SEAI takes a closer look at the datasets highlighting data centre demand and renewable energy generation in Ireland.

The Energy Statistics Team at SEAI collects data from many sources - it runs 650 direct surveys of energy suppliers every year and draws on dozens of datasets from public bodies like the Central Statistics Office (CSO) and Environmental Protection Agency (EPA). Comparing and blending data from different public bodies offers insights and learnings that wouldn't be apparent from any one agency's standalone analysis.

Recently, the CSO released new data on electricity demand from Irish data centres that showed growth in both the absolute value and percentage-share of electricity use in that sector.

The CSO analysis is based on a bottom-up summation of metered electricity use and can be rightly regarded as setting a new "gold standard" for evaluating data centre demand.

The CSO analysis is based on a bottom-up summation of metered electricity use and can be rightly regarded as setting a new "gold standard" for evaluating data centre demand.
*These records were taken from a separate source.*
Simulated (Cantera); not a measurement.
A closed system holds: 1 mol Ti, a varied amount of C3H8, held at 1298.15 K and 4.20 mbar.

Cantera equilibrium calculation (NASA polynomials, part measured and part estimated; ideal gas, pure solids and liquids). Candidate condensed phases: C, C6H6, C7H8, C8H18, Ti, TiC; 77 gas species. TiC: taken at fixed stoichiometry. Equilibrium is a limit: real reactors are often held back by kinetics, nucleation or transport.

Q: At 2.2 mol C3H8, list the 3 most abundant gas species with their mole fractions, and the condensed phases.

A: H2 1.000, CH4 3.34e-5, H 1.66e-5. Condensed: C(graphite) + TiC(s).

Reporting on Ireland's renewable energy portfolio

Similarly, SEAI sets the standard for reporting on Ireland's renewable energy portfolio. For the specific case of renewable electricity, SEAI tracks both the electricity exported to the national grid from windfarms, solar farms, hydro-electric plants, and combustion of renewable biomass, as well as "behind the meter" generation and consumption from rooftop solar panels, onsite wind turbines, etc.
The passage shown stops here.